Factor Analysis of a Large Data Set Report

Exclusively available on Available only on IvyPanda® Written by Human No AI

Abstract

This report is about use of Factor analysis especially using SPSS to analyze a very large data set and to see if there is any correlation between the data. Simply, factor analysis encompasses creation of a single or several hidden independent variables, which associate with the observed data. This process is known as a technique for data reduction. If they exist how they are correlated is the main aim of this study. Using random.org, I generated 4900 random numbers ranging from 1 to 100, arranged in seven columns. To use factor analysis to determine the nature of the underlying relationships, we have to use this set of random data as our data are set in SPSS. So, the next step was to transfer the random numbers to SPSS to enable the analysis. The random data have been attached.

It can be assumed that the seven columns are seven variables of a given case (row), i.e. test scores of say 700 students. As psychologists, we want to find out if the test scores of some of the tests depend on some of the other test scores of other subjects. In my analysis, I first did the extraction of data before doing the final rotation to obtain the require correlation matrix which has the coefficients indicating the strength of correlation between the test variables.

In my case, I decided to determine if the test score of the first variable (test score of first subject) measured variable is correlated to the 2nd and 3rd test scores and so on until the 7th test score for all the seven hundred whose scores were used in the analysis and make a conclusion.

I developed the hypothesis that the scores obtained by each student are dependent on the scores of the other subjects (6).

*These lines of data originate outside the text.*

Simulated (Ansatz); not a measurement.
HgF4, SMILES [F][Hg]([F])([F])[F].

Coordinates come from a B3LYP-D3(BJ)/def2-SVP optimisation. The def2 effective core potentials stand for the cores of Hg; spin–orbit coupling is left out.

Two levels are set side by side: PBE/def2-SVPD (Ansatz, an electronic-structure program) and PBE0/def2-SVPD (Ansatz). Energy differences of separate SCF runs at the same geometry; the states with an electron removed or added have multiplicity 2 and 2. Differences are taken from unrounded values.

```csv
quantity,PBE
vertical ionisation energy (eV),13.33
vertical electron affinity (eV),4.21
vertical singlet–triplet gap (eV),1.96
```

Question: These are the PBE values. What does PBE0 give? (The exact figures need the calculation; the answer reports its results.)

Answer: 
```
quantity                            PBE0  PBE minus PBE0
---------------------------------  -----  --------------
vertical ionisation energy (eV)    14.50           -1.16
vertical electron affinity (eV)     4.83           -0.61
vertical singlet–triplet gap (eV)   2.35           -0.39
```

Two stages are involved in factor analysis:

  1. Factor extraction.
  2. Factor rotation.

Factor Extraction helps identify the amount of highlighted factors. A screed plot is also used in the analysis to show graphically the relative values of the Eigen values. Eigen values indicate the number of rotation in a set of measures that a specific factor signifies. In our analysis, we were able to extract 3 components, i.e. three components had an Eigen value greater than after performing the extraction procedure. The last stage involves examination of the patterns of correspondence in the factor of the rotation matrix of a unit output (StatSoft n. d.). The maximum iterations before convergence are set to 25.

Introduction

The main aim for this task is to determine if one can analyze a given large data set to see if he/she can find out any underlying factors in the data. Since there was no data available, I was asked to generate 4,900 random numbers from the website www.random.org. With the generated random numbers, I exported them first to excel before exporting them finally to SPSS for easier analysis to determine the underlying dependency.

Factor analysis shrinks and evaluates large sets of data to establish fundamental factors and evaluate their effects on variables set (Random.org). Surveyors often employ factor analysis to identify undetected factors that impact responses survey questions. These professionals employ statistical software such as SPSS to conduct this complex computation. IBM Company is the custodian of SPSS. The software guides the user through some basic steps necessary to finish the key stages of factor analysis, including factor extraction, and factor rotation (Random.org).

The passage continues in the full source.